At the start of the recent Wellfleet Community Forum, Sheila Lyons informed the large crowd that had come to talk about the precarious state of town government that Irene Daitch had died the day before. Irene was 100 years old, Sheila said, adding, “But she was a young 100.”
Indeed, she was. As noted in her obituary in last week’s issue (which featured a gleeful photo of Irene with a gigantic spritzer), she helped spearhead a major fundraising campaign in recent years for Outer Cape Health Services. She cut the ribbon at the opening of OCHS’s new Wellfleet center with characteristic verve at age 95.
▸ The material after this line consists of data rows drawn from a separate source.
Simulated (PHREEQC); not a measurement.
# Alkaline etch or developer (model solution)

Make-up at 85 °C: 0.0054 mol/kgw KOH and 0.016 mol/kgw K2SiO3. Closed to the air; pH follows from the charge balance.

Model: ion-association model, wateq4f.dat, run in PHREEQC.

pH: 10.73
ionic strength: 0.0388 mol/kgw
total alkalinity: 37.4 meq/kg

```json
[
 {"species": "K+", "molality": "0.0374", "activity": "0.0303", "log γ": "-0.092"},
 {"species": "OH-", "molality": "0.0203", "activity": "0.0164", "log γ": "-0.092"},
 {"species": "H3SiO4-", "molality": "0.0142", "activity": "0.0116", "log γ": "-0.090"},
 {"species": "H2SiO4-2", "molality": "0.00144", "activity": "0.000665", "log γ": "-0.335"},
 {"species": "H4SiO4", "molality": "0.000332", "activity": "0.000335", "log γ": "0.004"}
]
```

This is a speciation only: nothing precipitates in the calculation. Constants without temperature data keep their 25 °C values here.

Irene Daitch’s example got me thinking about what has become the central issue in this year’s presidential race: whether Joe Biden is too old at 81 to continue as chief executive. A recent New York Times and Siena College poll found that 73 percent of registered voters say Biden is too old to be effective. A majority even of those who voted for him in 2020 now feel that way, posing “a deepening threat to his re-election bid,” according to the Times.
Just a few weeks before that, Justice Dept. Special Counsel Robert Hur, in a report on Biden’s mishandling of classified documents, described the president as a “sympathetic, well-meaning, elderly man with a poor memory.” Ouch. (Hur is a Republican who served in Donald Trump’s Justice Dept.)
I’m rather mystified by the relentless focus on Biden’s age. At 81, he is undeniably an old man. By that age, many people are not just diminished or enfeebled, they’re actually dead. But we all know plenty of people in their 80s and even 90s who are healthy, vigorous, and quick-witted. There’s an enormous range of energy and mental capacity in old age. And judging from Biden’s performance at his State of the Union speech last week, he’s still remarkably robust and clear-minded.
He stumbled over some of his words, which he’s always done. Trump was quick to make fun of his stutter. “I’m gonna bring the country tuh-tuh-tuh-together,” he said at a rally in Georgia, caricaturing Biden. A spokesman said later that Trump was “clearly talking about Crooked Joe Biden’s mental state.” Stuttering, of course, is unrelated to intelligence.
But advanced age, as Irene Daitch showed us, is often related to wisdom. In a 2016 speech to the American Institute for Stuttering, Biden said, “I learned so much from having to deal with stuttering. It gave me insight into other people’s pain, other people’s suffering.”
Meanwhile, Trump’s age — he’ll be 78 in June — doesn’t seem to have registered with most voters. “Donald Trump is not an old man,” says Kari Lake, a Republican candidate for the U.S. Senate in Arizona. “His cognitive abilities are unlike anything I’ve ever seen.” I can’t argue with her on that.
And so it looks like we will be faced this November with a choice between a sympathetic, well-meaning, elderly man and a cruel, vindictive, elderly man. Not a tough choice.